I am learning about complexification of real Lie groups. From the Wikipedia article, I see that I have a lot to learn.
I learned from my earlier question that the real Lie group $SU(n)$ is a real form of $SL(n,\mathbb{C})$, or in other words, $SL(n,\mathbb{C})$ is the complexification of $SU(n)$.
For the corresponding Lie algebras I verified that given $C\in \mathfrak{sl}(n,\mathbb{C})$ I can find $A,B\in \mathfrak{su}(n)$ such that $C=A+iB$. And similarly, if $A,B\in \mathfrak{su}(n)$, then $A+iB \in \mathfrak{sl}(n,\mathbb{C})$. Which I understand to mean that $\mathfrak{sl}(n,\mathbb{C})=\mathfrak{su}(n) \bigoplus \mathfrak{su}(n)$, and, in fact, $\mathfrak{sl}(n,\mathbb{C})=\mathfrak{su}(n) \bigotimes \mathbb{C}$.

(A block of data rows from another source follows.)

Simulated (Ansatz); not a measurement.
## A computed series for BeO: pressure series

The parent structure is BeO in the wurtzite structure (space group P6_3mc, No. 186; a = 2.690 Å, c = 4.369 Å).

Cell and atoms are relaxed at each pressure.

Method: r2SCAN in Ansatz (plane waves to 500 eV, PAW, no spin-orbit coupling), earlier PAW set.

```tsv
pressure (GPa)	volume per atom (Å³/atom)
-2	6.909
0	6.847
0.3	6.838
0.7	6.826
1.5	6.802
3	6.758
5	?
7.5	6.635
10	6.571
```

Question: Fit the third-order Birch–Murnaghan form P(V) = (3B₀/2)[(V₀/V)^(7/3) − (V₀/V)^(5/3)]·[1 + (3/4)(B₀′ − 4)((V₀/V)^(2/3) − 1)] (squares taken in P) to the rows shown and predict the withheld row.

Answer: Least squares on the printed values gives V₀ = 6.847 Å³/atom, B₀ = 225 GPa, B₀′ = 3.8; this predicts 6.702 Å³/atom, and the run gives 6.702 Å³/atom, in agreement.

But as regards the Lie groups, I fail to similarly break down a special linear matrix $C\in SL(2,\mathbb{C})$ into two special unitary matrices $A,B\in SU(2)$. For example, when I solve:
$$\begin{pmatrix}1 & 1\\ 0 & 1\end{pmatrix} = \begin{pmatrix}a & b\\ -b^* & a^*\end{pmatrix} + i \begin{pmatrix}c & d\\ -d^* & c^*\end{pmatrix}$$ I get: $$\begin{pmatrix}1 & 1\\ 0 & 1\end{pmatrix} = \begin{pmatrix}1 & \frac{1}{2}\\ -\frac{1}{2} & 1\end{pmatrix} + i \begin{pmatrix}0 & -i\frac{1}{2}\\ -i\frac{1}{2} & 0\end{pmatrix}$$ The last two matrices are in $U(2)$ but not in $SU(2)$ because their determinants are not equal to $1$.
So there is something more subtle going on here with the complexification.
Please, as concretely as possible, how does complexification of $SU(2)$ yield $SL(2,\mathbb{C})$? Additionally, I am curious what this example could help me understand in the Wikipedia article. Thank you!